[mvapich-discuss] Memory leaks were detected when checking with cuda-memcheck

Yussuf Ali yussuf.ali at jaea.go.jp
Fri Oct 12 04:28:07 EDT 2018


Dear Hari,

Thank you for your answer! We will test the new MVAPICH2-GDR 2.3rc1 version.

Thank you for your help,
Yussuf 

-----Original Message-----
From: Subramoni, Hari [mailto:subramoni.1 at osu.edu] 
Sent: Wednesday, October 10, 2018 7:59 PM
To: Yussuf Ali <yussuf.ali at jaea.go.jp>; mvapich-discuss at cse.ohio-state.edu
<mvapich-discuss at mailman.cse.ohio-state.edu>
Cc: Subramoni, Hari <subramoni.1 at osu.edu>
Subject: RE: [mvapich-discuss] Memory leaks were detected when checking with
cuda-memcheck

Dear, Yusuf.

Thanks a lot for the report. We appreciate it.

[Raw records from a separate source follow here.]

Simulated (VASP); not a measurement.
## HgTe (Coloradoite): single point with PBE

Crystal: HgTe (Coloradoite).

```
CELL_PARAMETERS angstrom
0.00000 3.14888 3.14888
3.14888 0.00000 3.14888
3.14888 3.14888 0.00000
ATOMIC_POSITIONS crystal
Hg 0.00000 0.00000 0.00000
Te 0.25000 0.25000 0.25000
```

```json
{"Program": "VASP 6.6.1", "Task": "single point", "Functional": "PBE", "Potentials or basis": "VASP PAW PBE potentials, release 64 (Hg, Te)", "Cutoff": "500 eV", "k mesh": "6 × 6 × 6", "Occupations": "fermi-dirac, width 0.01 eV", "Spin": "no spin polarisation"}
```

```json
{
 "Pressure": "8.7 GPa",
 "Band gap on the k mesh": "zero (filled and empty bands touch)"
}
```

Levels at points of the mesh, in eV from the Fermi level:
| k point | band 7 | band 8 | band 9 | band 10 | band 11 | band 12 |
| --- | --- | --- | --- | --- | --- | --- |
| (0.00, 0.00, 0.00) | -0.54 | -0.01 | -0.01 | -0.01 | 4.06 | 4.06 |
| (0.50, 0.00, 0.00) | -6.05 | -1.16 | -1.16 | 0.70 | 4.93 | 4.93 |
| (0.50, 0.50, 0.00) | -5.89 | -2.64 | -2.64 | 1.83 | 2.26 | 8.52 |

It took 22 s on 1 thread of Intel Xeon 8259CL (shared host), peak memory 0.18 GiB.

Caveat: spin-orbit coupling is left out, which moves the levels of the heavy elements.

We recently released MVAPICH2-GDR 2.3rc1. Could you please see if some of
these have been resolved?

We will look at the issues in parallel internally using the cuda-memcheck
tool you mentioned.

Best Regards,
Hari.

From: mvapich-discuss-bounces at cse.ohio-state.edu On Behalf Of Yussuf Ali
Sent: Wednesday, October 10, 2018 12:28 AM
To: mvapich-discuss at cse.ohio-state.edu
<mvapich-discuss at mailman.cse.ohio-state.edu>
Subject: [mvapich-discuss] Memory leaks were detected when checking with
cuda-memcheck

Dear MVAPICH-GDR developers and users,

we were using the cuda-memcheck tool to check for memory leaks in a small
example program which uses MVAPCH-GDR 2.3a.
At the end of the program several leaks were detected, however we are not
sure where these leaks come from. Is something wrong with this MPI program?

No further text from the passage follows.